IMAGES OF NATURE
1999 & 2000
Keiko’s multi-modal installation gives the viewer a chance to unfold, to disarm completely, either in response to, or in emulation of, the fragile, transitory nature of her work. Deeply tactile, neither cerebral nor ironic, the textures (charcoal frottage on handmade paper) and dislocations (a typewriter coated a with birch bark-like paper “skin”) induce a disorienting, yet very welcome sense of being in the forest, alone with nature. A number of man made objects are “reclaimed” by a laborious process of paper coating and charcoal marks, and conversely, there are many tall “trees” made by the artist herself from the combined rubbings of various tree trunks.

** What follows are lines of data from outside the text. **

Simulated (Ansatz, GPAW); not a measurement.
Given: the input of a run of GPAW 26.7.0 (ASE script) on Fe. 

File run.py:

The objects wear the washi like a second skin that is a metaphoric representation of an essence that links all life forms. What is transferred from object to paper is the very soul of the natural object.
-Mary Thomas
Images Of Nature
1999
The arrangement of the exhibition Images of Nature at Fox Gallery, University of Pennsylvania was considered with the human scale in mind. The positioning of the chair acts as a reference to human presence. This was in an effort to stress the symbolic relationships between the human world as a space and the objects that occupy it.
An abundant rich society has been created. This stands in harsh contrast to the fact that the forest is a place of distribution. Cutting was a matter of connection. A connection between “here” and “wherever.”